Auth server was returning errors on any wifidog page. (Could not allocate memory?) I restarted it and it came back fine.
Auth returning errors, unable to connect to PostGres.
sudo /etc/init.d/postgresql-8.3 restart
Auth back up.
– Michael Pereira
The auth server has spun out of control at around noon two days in a row, and needed a hard reboot. I checked the logs, and it just looks like an above-normal but not extraordinary number of hits to the login page. I added “OfficeLiveConnector” to the blacklist, but basically this problem is only going to get worse.
The auth server went down yesterday afternoon. Looks like it was the same problem. I “blacklisted” “Google Updater”. There were also a ton (5000) of emails in the mailman queue, all from the past 2-3 weeks; I deleted them.
The auth server went down at about noon today, and I brought it back at about 3pm. At 12:08pm, the server was hit with about 50 login redirects from one IP in about 20 seconds. From then on the server just began spinning wildly. I added the UserAgent string to the blacklist, and installed Cache_Lite. [Actually, I can't get Cache_Lite working.]
I ended up having to upgrade to a 512MB slice in order for the server to not run out of memory.
Over the past few days users have reported certificate errors when they hit the auth server (“untrusted site” or “unknown authority”) – I remembered that when installing this cert on the old auth server I had to add an extra file; the “chain file”. I added this (SSLCertificateChainFile in the apache config), and the problem seems to be fixed.

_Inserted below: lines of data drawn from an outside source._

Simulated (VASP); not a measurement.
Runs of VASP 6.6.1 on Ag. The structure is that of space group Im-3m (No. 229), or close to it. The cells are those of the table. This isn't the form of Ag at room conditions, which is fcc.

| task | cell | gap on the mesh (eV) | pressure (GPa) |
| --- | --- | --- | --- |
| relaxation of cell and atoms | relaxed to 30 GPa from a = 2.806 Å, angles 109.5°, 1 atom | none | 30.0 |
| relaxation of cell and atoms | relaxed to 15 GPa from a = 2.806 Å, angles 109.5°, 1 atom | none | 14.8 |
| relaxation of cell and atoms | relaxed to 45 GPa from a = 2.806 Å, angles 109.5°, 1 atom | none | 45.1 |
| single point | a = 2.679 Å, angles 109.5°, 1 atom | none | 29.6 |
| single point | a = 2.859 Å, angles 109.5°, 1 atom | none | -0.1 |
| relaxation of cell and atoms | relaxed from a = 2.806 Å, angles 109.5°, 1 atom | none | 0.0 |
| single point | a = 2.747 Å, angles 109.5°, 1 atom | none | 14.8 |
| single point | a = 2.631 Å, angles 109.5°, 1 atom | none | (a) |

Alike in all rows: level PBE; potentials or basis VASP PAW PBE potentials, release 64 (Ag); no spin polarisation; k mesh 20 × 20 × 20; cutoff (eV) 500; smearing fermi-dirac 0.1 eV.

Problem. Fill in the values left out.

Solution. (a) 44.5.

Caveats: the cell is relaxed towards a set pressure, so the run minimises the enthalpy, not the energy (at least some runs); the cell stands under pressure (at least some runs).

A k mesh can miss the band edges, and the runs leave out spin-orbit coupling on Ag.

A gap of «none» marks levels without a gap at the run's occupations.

Here are the changes I made to the config files to reduce memory:
###apache.conf #found at http://wiki.vpslink.com/Low_memory_MySQL_/_Apache_configurations StartServers 1 MinSpareServers 1 MaxSpareServers 5 ServerLimit 40 MaxClients 40 MaxRequestsPerChild 200
###postgresql.conf max_connections = 40
###mysql/my.cnf ###used the small my.cnf found at /usr/share/doc/mysql-server-5.0/examples/my-small.cnf
Our deal with TheWire is up, so I'm migrating the server to VPS. Hard to get the memory usage down so it doesn't thrash, but seems to be running ok now. Will keep monitoring. Also, we're now up to wifidog rev 1390.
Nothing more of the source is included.